Class expectations

See Syllabus

Class goals

Class format

Hypothesis testing and the scientific method

What is a theory?

A proposed explanation for some event or process that is based on the available evidence related to that event. We also call this a model. Models don’t necessarily mean math.

What is a hypothesis?

A prediction based on our model (or theory). For a hypothesis to be considered scientific it must be falsifable.

Scientific method

Traditional view:

  1. Develop a hypothesis
  2. Make a prediction based on hypothesis
  3. Do an experiment to test the prediction
  4. Analyze the data from our experiment
  5. Based on results, make an inference about our hypothesis - do the data support or reject our prediction?
  6. Repeat as necessary to acquire knowledge

Checkout Understanding Science

Analysis is iterative

The process of analyzing data is often iterative. That means, we may start looking at our data, applying analysis techniques that might not be the techniques we use in our final report (i.e., our reports and manuscripts). Don’t be afraid to start exploring your data, and applying analyses, before you think you’re ready.

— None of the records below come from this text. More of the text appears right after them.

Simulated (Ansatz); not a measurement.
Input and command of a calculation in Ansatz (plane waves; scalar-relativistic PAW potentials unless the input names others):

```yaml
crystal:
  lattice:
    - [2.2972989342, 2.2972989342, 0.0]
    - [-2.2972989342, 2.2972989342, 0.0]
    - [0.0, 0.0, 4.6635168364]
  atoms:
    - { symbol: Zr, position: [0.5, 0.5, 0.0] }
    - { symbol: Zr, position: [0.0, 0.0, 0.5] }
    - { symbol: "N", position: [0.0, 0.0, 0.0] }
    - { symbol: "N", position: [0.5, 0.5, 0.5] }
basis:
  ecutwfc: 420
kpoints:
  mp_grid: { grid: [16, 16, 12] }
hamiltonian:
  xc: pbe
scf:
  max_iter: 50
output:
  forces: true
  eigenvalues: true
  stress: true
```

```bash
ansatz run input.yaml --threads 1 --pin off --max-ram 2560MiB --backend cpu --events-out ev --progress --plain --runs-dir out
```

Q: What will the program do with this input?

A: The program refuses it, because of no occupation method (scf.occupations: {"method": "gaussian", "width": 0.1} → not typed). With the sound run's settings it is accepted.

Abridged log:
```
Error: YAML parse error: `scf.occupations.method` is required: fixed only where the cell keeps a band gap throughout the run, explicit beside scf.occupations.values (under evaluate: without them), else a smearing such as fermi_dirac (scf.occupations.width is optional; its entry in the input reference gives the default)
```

Introduction to R and RStudio

Why do I have to learn to program in R?

In short, it’s “industry standard”. But the longer answer has to do with replicability of data analyses. Documenting your analysis in R, using R scripts or Rmd files allows you to re-run your analysis whenever the need arises, and to share your analysis workflow with others.

Getting started

Overall layout

  • Four panels, each has valuable information

File management

  • Setup a Biostatistics directory
  • Make a data directory
  • Make a scripts directory

Getting help

  • Help panel (lower right corner)
  • help.search
help.search("bar plot")

Challenge

Use the help.search function to search for something in statistics that you think should be in R? Did you find anything?

  • I know my function - just give me the details - ?barplot

R as calculator

We can use R just like any other calculator.

3 + 5
## [1] 8

There’s internal control for order of operations (Please Excuse My Dear Aunt Sally)

(3 * 5) + 7
## [1] 22
3 * 5 + 7
## [1] 22

Challenge

Write an example where adding parentheses matters.

There are a ton of internal functions, and a lot of add-ons.

sqrt(4)
## [1] 2
abs(-5)
## [1] 5
sqrt(-5)
## Warning in sqrt(-5): NaNs produced
## [1] NaN

R script file

Use a script file for your work. It’s easier to go back to and easy to document.

Important: within an R file, you can use the # sign to add comments. Anything written after the # is not interpreted when you run the code.

Challenge

Create a new R script file in your scripts directory.

Basic file managment in R

# What working directory am I in?
getwd()
## [1] "/Users/maiellolammens/Dropbox/Pace/Teaching/Web/ENS-623-Research-Stats/lectures"
# Move to a different director?
setwd(".")

Things to cover

  • Navigating the file path
  • Tab completion of file paths
  • Tab completion of R commands

Challenge

  • Try to auto-complete fil, what do you find?
  • Use the brief help menu that comes up to find a function that starts with file, and describe what you think it does.

Rmd file

Use this to integrate text and R code into the same document. I will expect most of your homework assignments as an Rmd file.

Practice with Rmd file

Variables and objects

There are several basic types of data structures in R.

  • VECTORS: One-dimensional arrays of numbers, character strings, or logical values (T/F)
  • FACTORS: One-dimensional arrays of factors (Stop - Let’s discuss factors)
  • DATA FRAMES: Data tables in which the various columns may be of different type
  • MATRICES: In R, matrices can only be 2-dimensional, anything higher dimension is called an array (see below). Matrix elements are numerical; some functions, like the transpose function t(), only work on matrices
  • ARRAYS: higher dimensional matrices are called arrays in R
  • LISTS: lists can contain any type of object as list elements. You can have a list of numbers, a list of matrices, a list of characters, etc., or any combination of the above.

Functions that are useful for understanding the different types of data structures

str()
class()

Practice with variables

Define a variable

my_var <- 8

And another

my_var2 <- 10

Work with vars

my_var + my_var2
## [1] 18

Make a new variable

my_var_tot <- my_var + my_var2

Challenge

Change the value of my_var2

my_var2 <- 3

What is the value of my_var_tot now?

Make a vector

Combining values into a vector

# Vector of variables
my_vect <- c(my_var, my_var2)

# Numeric vector
v1 <- c(10, 2, 8, 7, 11, 15)

# Char vector
pets <- c("cat", "dog", "rabbit", "pig")

Making a vector of numbers in sequence

v2 <- 1:10
v3 <- seq(from = 1, to = 10)

Challenge

  1. Look up the help for the seq function, and use this to make a vector from 1 to 100, by steps of 5.
  2. Come up with a way that you would use the length.out argument.